Poll Comic Studios is different than any other studio. Writing for branching stories and reader participation comes with unique challenges. As the lead writer for a project, your job is less to make specific statements and more to ask interesting questions.



Fast-paced, flexible authors. Writing a poll comic is less like being a traditional author and more like being the Game Master for a pencil and paper RPG: there are a bunch of people around a table throwing down ideas. Your job is to amalgamate as many of the ideas as you can while keeping an eye on the bigger story. You need to provide enough setting for people to contribute to the game, but keep it loose enough that you can adapt to the group's suggestions. You won't be able to get all of the ideas to work together, but it's important that everyone feels like their contributions are meaningful.


Authors must be 18+ years old, but there are no other hard limits. We want a wide range of backgrounds and perspectives. The following groups go to the front of the line:

  • Fanfic writers. A strong familiarity with popular story archetypes and a playful approach to tropes are great. Experience with shared universes is a plus.
  • RPG players. Familiarity with indie RPG design theories is especially good, but any experience with the collaborative nature of RPG sessions will help.
  • Unique backgrounds. Personal experience with certain themes that allow you to offer informed choices- and consequences for those choices- is also strongly desired, especially when handling more serious themes.



Pitches for every genre will be considered. We're focusing on PG-13 projects at the moment- we want a working relationship with someone before opening up to R material. PG-13 can still deal with heavy subjects, but it has less room to be shocking.



By default, you own the characters and stories. We own the visual designs and page layouts. You give us an unlimited license to distribute the content digitally, with print licenses being negotiated after the first story is completed.

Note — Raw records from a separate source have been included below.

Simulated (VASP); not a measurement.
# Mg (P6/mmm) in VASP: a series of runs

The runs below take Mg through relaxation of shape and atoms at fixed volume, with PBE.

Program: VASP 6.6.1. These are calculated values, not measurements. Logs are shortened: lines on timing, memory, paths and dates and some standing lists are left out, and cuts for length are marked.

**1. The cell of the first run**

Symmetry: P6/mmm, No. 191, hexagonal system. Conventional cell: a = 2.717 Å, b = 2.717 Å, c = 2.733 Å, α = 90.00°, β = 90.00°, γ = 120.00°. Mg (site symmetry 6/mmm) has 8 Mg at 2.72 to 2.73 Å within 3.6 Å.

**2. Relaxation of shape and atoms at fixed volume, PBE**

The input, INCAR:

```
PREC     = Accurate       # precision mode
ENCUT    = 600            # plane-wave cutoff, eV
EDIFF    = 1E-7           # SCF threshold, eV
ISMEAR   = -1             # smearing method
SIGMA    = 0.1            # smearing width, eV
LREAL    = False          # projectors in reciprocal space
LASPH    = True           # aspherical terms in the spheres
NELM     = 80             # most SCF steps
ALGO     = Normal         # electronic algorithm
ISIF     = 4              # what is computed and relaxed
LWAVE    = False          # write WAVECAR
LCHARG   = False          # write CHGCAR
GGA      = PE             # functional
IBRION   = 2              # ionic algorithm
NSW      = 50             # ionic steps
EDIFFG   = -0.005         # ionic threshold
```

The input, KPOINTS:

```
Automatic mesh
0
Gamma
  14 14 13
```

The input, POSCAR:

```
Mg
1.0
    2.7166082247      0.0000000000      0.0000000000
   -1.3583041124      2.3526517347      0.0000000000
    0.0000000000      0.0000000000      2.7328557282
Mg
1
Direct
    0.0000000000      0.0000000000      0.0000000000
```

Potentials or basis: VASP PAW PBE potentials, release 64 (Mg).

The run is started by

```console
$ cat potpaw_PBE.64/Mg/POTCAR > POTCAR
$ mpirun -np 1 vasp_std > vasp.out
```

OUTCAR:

If you use open ended poll questions to develop your setting or characters, we ask that you put several of your characters or organizations into the public domain as a way of recognizing the role the readers have played in their development.


This is a paying opportunity. At the time of this writing, profits from Patreon are split 50/50, with 50% going to the writer and 50% going towards marketing and similar expenses. This rate may change. At the time of writing, we have about $30/installment pledged on Patreon. Payments are made after Patreon bills supporters and are based on actual Patreon income from that month (which may be lower than the listed profit at the time the writing is submitted). For this sample, that would come to about $0.07 per word. We may reject installments that are excessively long or excessively short.


If the story gets enough votes to be completed, we will run a short crowdfunding campaign to cover the costs of making a final draft. Net profits from that campaign will be split similarly.


Responsibility for marketing the story will be shared between Poll Comics Studio and the author. Our hope is to cross-pollinate the audiences each writer brings to their respective projects and make all of our networks more robust.



1. You send us a script of the actions that need to be visually depicted, including character and setting descriptions.

2. We send you the sketches.

3. You write exposition to go between the sketches (and request any changes to the sketches that seem appropriate). You write the poll questions.

4. We update the google form with the new installment.

5. We send out a weekly e-mail that includes a list of all updated games.

6. You have access to the poll results as they come in.

7. When there is a strong enough of a lead, begin working on the next installment. Based on past seasons, 50-70% of e-mail votes happen in the first 48 hours.


One installment a week is awesome, but we expect the average to be closer to one installment every other week.


After a story is finished and a final format decided on, you'll be able to revise the story (decide what exposition stays, finalize dialogue, ask for any additional art and/or ask for changes to the current art, etc).




Each installment consists of images interspersed with text. For an example, view this installment of a currently abandoned story.


The sketchy nature of the art makes adjustments easier (future installments might introduce details that require a change in character design; later plot developments might require changing character expressions earlier, etc).


The exposition between the images lets you give more information to readers than would normally fit into the story, letting them make more informed votes and letting you flesh out the character and setting. Past experiments also shows that reading the exposition makes readers more likely to write in-depth comments.


Most stories include a multiple choice poll to determine what happens next and an open ended poll to flesh the world or characters out.


Active games are, by nature, unpolished. Think of them as rough drafts- they're WIP. They can and will be revised. Most of the exposition won't make it into the final product (but makes for great bonus material in kickstarter campaigns).




After a story has concluded, it will be fully rendered. This might mean being drawn and printed as comic pages, or it might mean being made into a YouTube animatic. It depends on the nature of the project.


If a story has enough subscribers, we'll run a kickstarter to cover costs for high quality rendering and gather readers for the next chapter. By default, most stories will be inked in black and white. Distribution of the finished game will vary depending on the project.


The nature of our production cycle means that we'll have more active games than can be finished. This is the spaghetti method: we're throwing things against the wall and seeing what sticks. Games that attract the most attention will be given priority.